Pressure from clubs on UEFA to expand Champions League squads
Juan José Saldaña
March 4, 2026

In the offices where the future of European football is shaped, the debate no longer revolves solely around calendars or formats, but around the very size of squads. The continent’s most powerful clubs have intensified their pressure on UEFA to increase the number of registered players in the Champions League from 25 to 28. What may seem like a technical adjustment actually contains a broader discussion about player welfare, competitiveness and structural balance.
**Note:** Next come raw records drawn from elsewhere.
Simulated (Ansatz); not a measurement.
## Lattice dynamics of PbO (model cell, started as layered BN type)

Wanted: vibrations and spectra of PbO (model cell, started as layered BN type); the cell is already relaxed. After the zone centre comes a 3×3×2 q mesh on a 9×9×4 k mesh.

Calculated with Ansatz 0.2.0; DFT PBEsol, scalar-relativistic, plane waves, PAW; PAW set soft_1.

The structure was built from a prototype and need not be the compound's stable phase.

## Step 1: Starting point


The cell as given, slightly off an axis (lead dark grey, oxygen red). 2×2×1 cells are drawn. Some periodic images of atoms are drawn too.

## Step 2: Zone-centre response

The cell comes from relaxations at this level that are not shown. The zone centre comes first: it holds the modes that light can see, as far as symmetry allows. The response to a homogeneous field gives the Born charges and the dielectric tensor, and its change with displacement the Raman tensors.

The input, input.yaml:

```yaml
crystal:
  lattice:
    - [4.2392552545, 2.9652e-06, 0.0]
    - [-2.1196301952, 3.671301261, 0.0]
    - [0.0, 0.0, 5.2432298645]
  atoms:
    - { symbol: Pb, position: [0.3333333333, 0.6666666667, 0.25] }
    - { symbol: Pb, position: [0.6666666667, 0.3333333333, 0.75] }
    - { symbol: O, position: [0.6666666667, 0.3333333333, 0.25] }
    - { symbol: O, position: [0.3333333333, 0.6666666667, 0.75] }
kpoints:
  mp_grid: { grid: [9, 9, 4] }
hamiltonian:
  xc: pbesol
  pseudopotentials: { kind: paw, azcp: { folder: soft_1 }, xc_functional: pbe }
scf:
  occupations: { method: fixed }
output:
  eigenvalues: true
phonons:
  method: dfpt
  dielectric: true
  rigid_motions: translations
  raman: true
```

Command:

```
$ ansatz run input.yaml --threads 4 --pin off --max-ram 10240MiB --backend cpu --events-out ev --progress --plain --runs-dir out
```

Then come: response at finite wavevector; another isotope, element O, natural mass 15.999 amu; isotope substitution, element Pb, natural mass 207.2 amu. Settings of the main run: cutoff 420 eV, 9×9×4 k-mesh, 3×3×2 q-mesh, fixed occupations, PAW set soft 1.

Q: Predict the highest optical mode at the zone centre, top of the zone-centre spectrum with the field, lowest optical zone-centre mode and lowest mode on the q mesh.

The proposal was raised within the Club Competitions Committee, where differing interests coexist. There was no vote or formal resolution, but positions were clearly defined. While some view the expansion as a logical response to the extreme strain of the calendar, others warn that any change in the regulatory framework could disrupt the already delicate balance of European football. Far from being settled, the issue remains suspended in a tension that affects both executives and coaches.

More depth to sustain the elite

For the biggest clubs, the argument begins with an undeniable physical reality. The accumulation of matches, international commitments, and commercial demands have turned each season into a continuous endurance test. In that context, having three additional players is not about stockpiling resources, but about prevention. Reducing workloads, rotating more intelligently, and protecting key figures in decisive moments are presented as competitive necessities.

From this perspective, expanding squads would allow coaches to approach the decisive stages without collective performance depending on exhausted or recently recovered players. Bench depth is seen as a guarantee of sustained quality, preventing sharp declines in performance during the most demanding knockout rounds. For supporters of the measure, spectacle and physical integrity are not opposing variables, but complementary ones.

The fear of even greater talent concentration

On the other side, concern is less about workload management and more about talent distribution. Critics argue that the pool of elite footballers is limited and that allowing wealthier clubs to register more players would reinforce an already established trend: the concentration of top stars within a small group of teams. What for some is strategic depth, for others is structural hoarding.

The debate also unfolds amid broader economic transformation, with broadcasting revenues increasingly polarized toward major competitions. Smaller national leagues fear that any additional incentive to attract talent will accelerate their loss of competitiveness. At the recent Business of Football by the Financial Times summit, Charlie Marshall, chief executive of the European Club Association, argued that the pyramid must be protected through redistribution, while acknowledging the existence of hierarchy. Between safeguarding the system and following market logic, the discussion over squad sizes reflects some of the deepest tensions within European football.